[2024 Edition] Introduction of the Service Startup Delay Time Setting Feature

November 20th, 2024

Machine translation is used partially for this article. See the Japanese version for the original article.

Introduction

This time, we introduce the feature for configuring the Service Startup Delay Time of EXPRESSCLUSTER X, along with how to calculate the appropriate delay time.
This article is a revised edition (2024 edition) of a previous article. The previous article lacked some considerations regarding the Service Startup Delay Time, so a new article has been created.
Therefore, regardless of the version of EXPRESSCLUSTER X, please refer to this new article instead of the previous one.

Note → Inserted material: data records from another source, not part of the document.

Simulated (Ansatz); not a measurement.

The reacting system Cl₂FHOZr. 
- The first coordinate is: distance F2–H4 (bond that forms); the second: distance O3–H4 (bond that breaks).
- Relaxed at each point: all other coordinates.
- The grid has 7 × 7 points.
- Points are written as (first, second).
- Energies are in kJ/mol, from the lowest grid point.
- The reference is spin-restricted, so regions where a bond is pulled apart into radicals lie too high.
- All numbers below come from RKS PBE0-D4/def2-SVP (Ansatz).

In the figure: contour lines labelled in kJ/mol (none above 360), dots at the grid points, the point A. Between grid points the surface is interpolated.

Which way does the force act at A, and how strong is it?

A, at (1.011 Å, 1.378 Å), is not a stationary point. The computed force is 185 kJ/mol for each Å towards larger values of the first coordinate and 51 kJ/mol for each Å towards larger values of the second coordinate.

1. Reasons for the Necessity of a Startup Delay
1.1 Not Recognizing the Restart of the Peer Server's OS
1.2 Both-System Activation Occurs
1.3 Forced Stop Execution During Cluster Startup Process
1.4 Resource Activation Before the Shared Disk is Fully Powered On
2. Calculating and Setting the Service Startup Delay Time
3. Checking the Operation
3.1 Windows
3.2 Linux

1. Reasons for the Necessity of a Startup Delay

If the startup delay time for the services of EXPRESSCLUSTER X is not appropriately set, the following issues may arise:

Failure to recognize the OS reboot of the peer server

Both-system activation occurring

Forced Stop execution during cluster startup processing

Resources becoming active before the shared disk has completed startup

In versions prior to EXPRESSCLUSTER X 4.3, adjusting the time until the services of EXPRESSCLUSTER X start required delaying the OS startup time or, in the case of Windows, using the armdelay command. However, delaying the OS startup time has the drawback of also delaying the startup of services that are not clustered by EXPRESSCLUSTER X.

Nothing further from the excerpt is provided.